British middle-class families face an increase in their tax bill of almost £8,000 by 2025
This is according to an analysis by The Telegraph. This equates to around $10,000 in extra tax each year.
A series of Labour tax rises will come into effect next year. This means households will have to pay thousands of pounds more in tax on everything from their children’s education to council tax.
Chancellor Rachel Reeves presented her first national budget in the autumn, which included tax increases of £40 billion. Reeves refuses to rule out the possibility of further tax increases.
The Institute for Fiscal Studies (IFS) warned last night that as the tax burden “rises to levels not previously seen in this country”, it is inevitable that families will feel under pressure.
The opposition is, of course, critical of the skyrocketing tax increases. Shadow Finance Minister Andrew Griffith says:
– This level of tax raid is completely unacceptable and they don’t understand what it’s like trying to raise a family to a reasonable standard. This government is completely out of touch with the middle class of Britain.
Griffith also said this is “one of the biggest transfers from the aspirational class to the public sector that we have ever seen”.
– It sends a shocking signal to anyone trying to do the right thing for themselves and their family to get on in life. We’re heading into a January characterised by discontent. The best New Year’s gift Rachel Reeves can give is to change course quickly.
The calculations apply to families where both parents earn £55,000 a year, which applies to 20 per cent of the workforce. This assumes that the family has one pupil at a private school. This alone would increase taxes by over £2,600.
Education Minister Bridget Phillipson defended the introduction of VAT on private schools, which comes into effect on 1 January, saying that tax breaks for private schools are a “luxury our country cannot afford“.
In addition, Britons have had to cope with high energy prices and significant price increases for food and other essential groceries, often justified by the goal of achieving Net Zero to save the world from climate change that politicians across Western Europe are committed to.
Low-income families will not be hit as hard by the tax increases. A family with an average income of £37,340 per adult will be hit by extra taxes of £2,529 in 2025.
But lower-income families feel the rise in the price of essential goods most acutely, as the increase in the cost of energy and groceries is regressive: the lower your income, the harder you are hit.

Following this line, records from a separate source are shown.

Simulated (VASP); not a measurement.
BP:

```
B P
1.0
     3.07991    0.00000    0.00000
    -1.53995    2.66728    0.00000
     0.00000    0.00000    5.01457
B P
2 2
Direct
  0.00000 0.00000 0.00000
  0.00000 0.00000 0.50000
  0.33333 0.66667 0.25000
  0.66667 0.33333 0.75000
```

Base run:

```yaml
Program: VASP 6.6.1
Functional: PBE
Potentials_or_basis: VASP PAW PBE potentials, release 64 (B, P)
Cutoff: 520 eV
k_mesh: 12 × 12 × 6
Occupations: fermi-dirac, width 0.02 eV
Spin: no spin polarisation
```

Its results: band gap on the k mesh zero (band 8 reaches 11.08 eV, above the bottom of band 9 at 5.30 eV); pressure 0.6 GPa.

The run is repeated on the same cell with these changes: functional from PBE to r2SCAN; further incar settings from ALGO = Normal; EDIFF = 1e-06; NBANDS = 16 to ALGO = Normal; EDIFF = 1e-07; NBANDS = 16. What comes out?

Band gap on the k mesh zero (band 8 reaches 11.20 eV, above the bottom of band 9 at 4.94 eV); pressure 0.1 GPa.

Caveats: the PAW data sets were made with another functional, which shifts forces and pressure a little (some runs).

At the same time, the mass immigration of illegal migrants continues, arriving in boats across the English Channel. These migrants are often housed in rickety hotels, costing the UK huge sums of money.
Neither the Tory government nor Starmers Labour seem able to do anything about this problem, which could, of course, be solved overnight, as the UK is an island.
Many Brits feel that there are no politicians who really want to stop mass immigration, a feeling also shared by many Norwegians.
The question now is how far the British will allow themselves to be pushed before they too take to the streets like the French.